For those of you scoring at home, I have been in a bit of a reading funk of late and so am attempting to read some books that are outside my recent reading habits. Carry On.
While on a visit to the local library I stopped by the Friends of the Library store. I quickly spotted a book that I needed wanted to add to my home library. As it happens I had no cash on me and the store has a rule that in order to accept credit cards their must be a minimum $5 purchase. As a result I had to find a couple more books.
Revelation of the Magi: The Lost Tale of the Wise Men’s Journey to Bethlehem was one of those books I picked up.
Each Christmas, adults and children alike delight at the story of the kings from the East who followed the star to Bethlehem to offer gifts to the newborn Christ. While this familiar tale is recorded in the Gospel of Matthew, another little-known version later emerged that claimed to be the eyewitness account of the wise men. This ancient manuscript has lain hidden for centuries in the vaults of the Vatican Library, but through the determined persistence of a young scholar, Brent Landau, this astonishing discovery has been translated into English for the very first time as the Revelation of the Magi.
Everything we know about the wise men is based on only a few verses from the Bible. With the Revelation of the Magi, we can now read the story from the Magi’s perspective. Readers will learn of the Magi’s prophecies of God’s incarnation from the beginning of time, their startling visitation in the form of a star, the teachings they receive from the baby Jesus, and the wise men’s joyous return to their homeland to spread the good news.
After returning home I decided, what the heck, and decided to just start reading. It turned out to be a short and rather fascinating read. A bit esoteric and scholarly but intriguing.
There are basic three sections to the book and two elements. The book is divided into an introduction where the author explains his interest in the story and how he came to translate this work; the translated document itself; and then a short conclusion. The two elements are the story being translated and the message that Landau wants to offer.. Landau argues that the lack of specific reference to Jesus in the story and the universal elements involved have the potential to offer a more ecumenical or pluralistic path to Christianity. Instead of seeing other religions as a threat and anyone who does not specifically believe in the divinity of Jesus Christ as heretical, Landaue argues that the story of the Magi could offer a different path. A path where Chist comes to all people but in a mystical and universal way.
I think this is a rather ridiculous premise based on one ancient manuscript and a unconvincing one at that. But you don’t really need to agree with the author to enjoy the book. The introduction outlines in an accessible way why the manuscript was largely ignored for such a long time, how scholars have attempted to ascertain its date and why he believes the ending was added at a later time.

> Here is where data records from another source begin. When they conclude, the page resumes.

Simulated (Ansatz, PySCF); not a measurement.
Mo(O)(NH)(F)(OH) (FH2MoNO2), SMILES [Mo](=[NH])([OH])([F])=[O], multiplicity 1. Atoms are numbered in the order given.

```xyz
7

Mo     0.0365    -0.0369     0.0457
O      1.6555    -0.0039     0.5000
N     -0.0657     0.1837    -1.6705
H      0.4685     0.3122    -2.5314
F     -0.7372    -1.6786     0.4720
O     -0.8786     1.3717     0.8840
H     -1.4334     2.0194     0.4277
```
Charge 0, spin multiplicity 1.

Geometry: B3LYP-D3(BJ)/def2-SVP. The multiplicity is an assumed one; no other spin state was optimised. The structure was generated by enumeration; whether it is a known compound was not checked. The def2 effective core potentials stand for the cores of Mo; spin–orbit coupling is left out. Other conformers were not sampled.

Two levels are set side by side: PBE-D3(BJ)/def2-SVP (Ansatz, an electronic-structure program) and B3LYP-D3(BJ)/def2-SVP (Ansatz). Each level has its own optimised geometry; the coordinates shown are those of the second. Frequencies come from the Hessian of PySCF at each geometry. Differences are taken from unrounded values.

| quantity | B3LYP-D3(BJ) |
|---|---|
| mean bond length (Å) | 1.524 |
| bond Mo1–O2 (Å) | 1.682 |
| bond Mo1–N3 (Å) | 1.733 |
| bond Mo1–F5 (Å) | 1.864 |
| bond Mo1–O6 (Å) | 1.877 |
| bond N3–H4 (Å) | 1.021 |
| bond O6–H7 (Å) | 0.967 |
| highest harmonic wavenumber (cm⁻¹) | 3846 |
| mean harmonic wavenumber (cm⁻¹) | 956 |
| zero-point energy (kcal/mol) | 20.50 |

The manuscript itself is a fascinating glimpse into an ancient document and story. The Magi here are fron the East and carry on an tradition handed down from Seth who received it from Adam himself. The mystical group worships and seeks purity on a holy mountain handing down the wisdom from generation to generation. It is to this group that the star appears and when the magi follow it into a cave the star turns into a child and beckons them to follow it to Bethlehem
The star-child is the Christ-Child and it leads them on their adventure miraculously feeding them and even flattening mountains along the way. Once in Bethlehem they vist Jesus, Mary and Joseph and have another encounter with the divine light. They then return home and share their encounter with their own people. The ending, which the author believes was added later, connects the story to the early church by having Saint Thomas visit and make the magi disciples sent to preach the gospel to the world.
Not being a scholar of the early church, there is not much I can add to the discussion of the issues surrounding the date, and impact on the early church, etc. But the story itself is a fascinating, and at times fantastical, glimpse into the storytelling of the ancient world. A very different take on the famous Christmas story. The scholarly foundation should not put you off, however, as It is a quick and enjoyable read. So if you have an interest in apocryphal works of the early church or are just fascinated by the story of the magi you might want to check this one out.